I picked up my family’s copy of The Fellowship of the Rings just the other day to start reading it. My family just recently watched all of the movies, and I decided to read the books again.
My dad read them all out loud to me when I was younger. He used to read out loud to me all the time.
And I used to read by myself all the time.
I fell out of that habit somewhere around junior high. I’m back into it now–but I read different kinds of books. Not necessarily different kinds of stories, mind you, but different kinds of books. Different paper, different ink, different binding.
I don’t know how or why, but it’s true.
Why does it matter, you ask?
When I picked up The Fellowship of the Ring the other day, I must have–at some point–fanned through the pages. And you know what happens when you fan through the pages of a book?
It wafts up toward you, floating on air particles and afternoon sunbeams. It’s one of the best things in the world.
And the old, musty smell locked away within the pages of my family’s copy of The Fellowship of the Rings was a smell I hadn’t smelled in a long, long time.
It was the smell of younger years–of longer days and freer times–of rainy afternoons in the blue chair in our living room–of the kind of books I used to read.
Specifically, it was the smell of the Redwall books.
I think I loved the Redwall books longer and harder than I ever had loved a book series, or ever have since.
I devoured them. I was obsessed with them. They scripted my pretendings and populated my dreams. I wrote five chapters of a book based off of the Redwall concept. I collected as many of the books as I could. For a twelve-year-old, that’s rather difficult to do, but I think I had at least seven of the twenty-two books.
I remember them sitting on my little wicker bookshelf in my room. Some were bigger hard-backs–but a few were fat little paperbacks, their pages dog-eared and yellowed and filled with old, musty book-smell.
The same smell as the smell in my family’s old copy of The Fellowship of the Ring.
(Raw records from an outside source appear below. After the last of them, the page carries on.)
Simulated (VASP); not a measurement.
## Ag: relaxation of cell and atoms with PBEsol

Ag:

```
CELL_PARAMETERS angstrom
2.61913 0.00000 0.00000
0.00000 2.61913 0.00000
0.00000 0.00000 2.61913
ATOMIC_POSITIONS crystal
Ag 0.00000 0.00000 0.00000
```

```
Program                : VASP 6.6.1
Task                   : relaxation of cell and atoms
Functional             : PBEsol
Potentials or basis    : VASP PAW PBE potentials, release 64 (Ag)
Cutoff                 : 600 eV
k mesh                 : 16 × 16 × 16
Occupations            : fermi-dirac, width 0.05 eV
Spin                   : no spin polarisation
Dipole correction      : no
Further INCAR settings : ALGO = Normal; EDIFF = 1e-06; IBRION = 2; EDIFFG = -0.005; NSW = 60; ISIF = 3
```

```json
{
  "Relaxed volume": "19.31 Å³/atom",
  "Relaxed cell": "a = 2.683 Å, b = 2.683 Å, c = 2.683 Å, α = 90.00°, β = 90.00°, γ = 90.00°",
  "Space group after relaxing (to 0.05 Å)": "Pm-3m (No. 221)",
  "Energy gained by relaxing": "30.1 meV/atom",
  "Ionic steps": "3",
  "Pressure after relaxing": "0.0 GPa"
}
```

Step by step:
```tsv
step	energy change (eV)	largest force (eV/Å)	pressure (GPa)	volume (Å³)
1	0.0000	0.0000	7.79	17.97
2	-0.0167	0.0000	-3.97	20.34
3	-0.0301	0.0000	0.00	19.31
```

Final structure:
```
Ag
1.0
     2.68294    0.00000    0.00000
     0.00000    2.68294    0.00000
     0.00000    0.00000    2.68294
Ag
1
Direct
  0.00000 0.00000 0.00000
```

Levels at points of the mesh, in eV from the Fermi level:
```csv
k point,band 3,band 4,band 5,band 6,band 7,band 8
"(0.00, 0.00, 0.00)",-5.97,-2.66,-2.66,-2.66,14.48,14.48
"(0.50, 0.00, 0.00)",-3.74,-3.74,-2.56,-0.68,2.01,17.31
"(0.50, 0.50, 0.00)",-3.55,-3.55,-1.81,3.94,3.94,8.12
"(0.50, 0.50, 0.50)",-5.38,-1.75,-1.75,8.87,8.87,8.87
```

I’d forgotten that scent. But the funny thing about scents is that you can forget about them for a long time–years–and the moment you smell them again, you’re back in time, seeing the same sights, thinking the same thoughts, feeling the same feelings.
I didn’t even realize that my old Redwall books had such a specific smell. I didn’t need to. All I needed was to smell it again, years later, when I was older, when life was busier, when time was shorter . . .
. . . and when I missed it just a little bit.